Tackling this problem, we realize that a cheaper battery can get us the desired range, but takes up more room that could otherwise be used for cargo capacity. More cargo capacity means more weight which requires more battery power for the same range. Everything costs money. How to decide what to do?

Robot money

There are always trade-offs / No Free Lunch

Besides being something nice to say in a meeting if you have nothing else to add to the discussion, what does it mean to say that “there are always trade-offs”? Consider the case where this is not true: ie, you can potentially increase something good (performance, reliability, capacity) or decrease something bad (cost, pollution, delays) in the design without paying any price along other dimensions. This is sometimes known as a “free lunch”, and of course you would take it. Now, having maxed out on all available free lunches, you are now at some point in the constraint space where you can no longer get something for nothing. Once again, there are trade-offs! This is why there are always trade-offs: if there were free lunches to be had you would have already taken them, so here you are facing trade-offs.

Constrained Optimization

Constrained Optimization gives us a formal way to define problems where we want to maximize (or minimize) some mathematical function \(f(x)\) (known as the objective function) in terms of variables \(x\) which are subject to some constraints (either equality \(g(x)=c\) or inequality \(h(x) \leq d\)) that define the feasible set of possible solutions. This field and its associated literature are vast and fascinating, and the amount of real-world activity influenced or controlled by the solutions of these optimizations is mind-boggling. In some sense, the tools of optimization can give us a rigorous way to navigate trade-offs.

Constrained optimization

We are just employing these concepts in an intuitive hand-wavy way here and we won’t be digging too deeply into actual equations. Going back to our delivery robot, imagine that we can drop in some specific objective function and parameters to perfectly capture the constraints and optimization goal described above. In this scenario, we can then just drop all this into some solver software and magically get the quantitative parameters that define the optimal or ideal design - hooray!

Shadow Prices

Having designed the perfect cargo robot for your exact circumstances, you are enjoying a coffee when your Product Manager (PM) bursts into the room and informs you that your employer has successfully lobbied to have local regulations changed to increase the maximum size of cargo robots by 3.7%! What does it mean for your design?

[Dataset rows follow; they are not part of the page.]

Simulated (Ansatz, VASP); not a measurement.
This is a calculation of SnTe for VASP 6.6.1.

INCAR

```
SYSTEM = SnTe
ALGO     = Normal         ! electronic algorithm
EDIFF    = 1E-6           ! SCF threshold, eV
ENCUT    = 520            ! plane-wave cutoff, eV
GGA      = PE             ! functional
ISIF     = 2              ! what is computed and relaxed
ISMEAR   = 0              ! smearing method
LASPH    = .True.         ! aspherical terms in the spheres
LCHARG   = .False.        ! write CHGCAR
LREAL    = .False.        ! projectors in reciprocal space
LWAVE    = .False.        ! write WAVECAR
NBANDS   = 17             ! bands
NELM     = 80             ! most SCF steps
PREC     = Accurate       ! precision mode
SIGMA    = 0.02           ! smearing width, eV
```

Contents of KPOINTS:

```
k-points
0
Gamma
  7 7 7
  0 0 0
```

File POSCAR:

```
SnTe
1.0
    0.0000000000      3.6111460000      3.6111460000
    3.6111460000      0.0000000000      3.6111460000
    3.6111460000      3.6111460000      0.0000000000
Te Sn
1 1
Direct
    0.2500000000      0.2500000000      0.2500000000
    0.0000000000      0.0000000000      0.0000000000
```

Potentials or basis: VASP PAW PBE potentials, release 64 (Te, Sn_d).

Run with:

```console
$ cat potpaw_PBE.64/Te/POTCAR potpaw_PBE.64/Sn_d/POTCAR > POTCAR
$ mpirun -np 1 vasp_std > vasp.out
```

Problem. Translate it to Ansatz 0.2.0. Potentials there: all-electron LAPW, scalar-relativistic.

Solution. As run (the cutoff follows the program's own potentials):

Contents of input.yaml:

Before tackling this question, we must circle back to the original objective function definition. Recall that we want “as much cargo capacity as possible while also minimizing costs.” Unfortunately this is not, strictly speaking, a coherent objective function as we’ve no way to weigh a gain in cargo space against a decrease in costs. Instead, we have to define some “profitability” objective to be maximized that goes up with cargo space and down with manufacturing costs. In this definition, our stakeholders (say, the aforementioned PM) must have devised a valuation model for cargo space that standardizes its unit of measure to be directly comparable to manufacturing costs - eg, $10 per cubic meter of storage.

Shadow Prices extend this standardization to all of the other variables and constraints. At a given optimal solution, the shadow price for a given constraint tell us how much “better” we could do on the objective function (eg, profitability) if this constraint were very slightly (ie, infinitesimaly) relaxed. This means that, given the shadow price of the “size” constraint at our solution, we can now calculate the the approximate ROI of our company lobbyist who negotiated that 3.7% increase - great job!

Shadow Price discovery

In our cargo robot example, things worked out very nicely that the objective function was a relatively unambiguous target like “money”, and also that the PM was somehow able to devise a closed-form cash valuation model for cubic meters of cargo space. In real-world projects thing may not work out so cleanly. In fact, for an internal software engineering project, it is likely that there is not a well-defined objective function in the exact same sense as in our toy robot example. Instead, we may have a “multi-dimensional” objective with unclear weightings among the desired properties or capabilities:

We are now far afield of the well-defined world of Constrained Optimization, but perhaps we can lean on some of the intuitions we developed? Unfortunately, it may be incredibly difficult or even impossible to come up with sensible weightings between these properties. How much uptime are we willing to pay in order to get the component 1 sprint earlier? What is the cash value of refactoring the code to allow for easier extension in the future? Your stakeholders are not going to grind out an \(N^2\) matrix of conversions weights between the various dimensions. How can we discover the appropriate shadow prices or exchange rates among the different properties of our solutions in order to choose the appropriate trade-offs?

Pricing with assortments

Harrison Metal has some nice short videos explaining various business-related concepts. Several of them explicitly target pricing, and in particular one of them covers the idea of assortments.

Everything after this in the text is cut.